Flood of digital data gives ‘God’s eye view,’ needs regulation


Scott Shumaker

In “Mitt,” a documentary streaming on Netflix, a camera follows former presidential candidate Mitt Romney and his family during the former governor’s 2008 and 2012 presidential bids. In the film, the Romney’s can be seen looking up La Guardia airport restaurants on a phone, playing NPR’s “This American Life” from a phone while eating lunch, and hearing the bleep of text messages during the most intimate family moments.

It was probably not the film’s intent, but “Mitt” captures the importance of mobile devices today in a striking way.

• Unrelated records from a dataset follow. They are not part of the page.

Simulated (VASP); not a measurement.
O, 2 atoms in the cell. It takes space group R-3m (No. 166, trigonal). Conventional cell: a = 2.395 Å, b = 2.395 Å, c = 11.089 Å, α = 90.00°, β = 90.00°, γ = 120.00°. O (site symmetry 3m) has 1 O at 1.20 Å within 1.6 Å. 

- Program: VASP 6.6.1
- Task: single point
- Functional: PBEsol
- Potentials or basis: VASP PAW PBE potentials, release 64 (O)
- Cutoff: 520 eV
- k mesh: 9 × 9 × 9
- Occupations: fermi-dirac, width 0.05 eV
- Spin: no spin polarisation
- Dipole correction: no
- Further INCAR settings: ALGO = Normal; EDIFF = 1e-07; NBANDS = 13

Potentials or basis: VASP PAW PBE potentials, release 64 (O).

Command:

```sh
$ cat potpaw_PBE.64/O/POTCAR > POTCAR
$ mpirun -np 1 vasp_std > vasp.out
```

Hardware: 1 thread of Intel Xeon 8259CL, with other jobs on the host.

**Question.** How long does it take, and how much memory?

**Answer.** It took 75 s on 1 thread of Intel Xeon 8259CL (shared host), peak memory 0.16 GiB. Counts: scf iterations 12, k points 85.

Realizing that everything the Romney’s did with the film’s ubiquitous phones was stored away somewhere in cyberspace, you can see how mobile devices are also marvelous data collectors. This is the digital information that Dr. Alex (Sandy) Pentland, professor of computer science at MIT, has described as our “breadcrumbs” to the online publication “Edge”.

These digital breadcrumbs have accumulated into vast libraries, and they have lots of stories to tell. Search histories, purchases and GPS locations are just a few data sources now mined by researchers to understand and predict human behavior. Mobile devices have fulfilled what must have been many scientists’ wildest dreams just a few years ago— hooking up sensors to millions of human beings.

Pentland, who was named one of Forbes Magazine’s “Top 7 Most Powerful Data Scientists,” is a leader in this field. To his credit, he promotes transparency in digital data collection and calls for a New Deal in data privacy, but he is also advancing the power and sophistication of “data-mining,” Some of the things Pentlend told the Edge are uncomfortable.

“By analyzing that stuff, I can tell an enormous about you. I can tell whether you pay back loans, whether you are likely to get diabetes,” he says. “I can tell you all sorts of things about what you would like and not like. People are enmeshed in a social fabric that determines the sorts of things that they think are normal, that they’ve learned from each other. So if I can see some of the things you do, I can infer the rest.”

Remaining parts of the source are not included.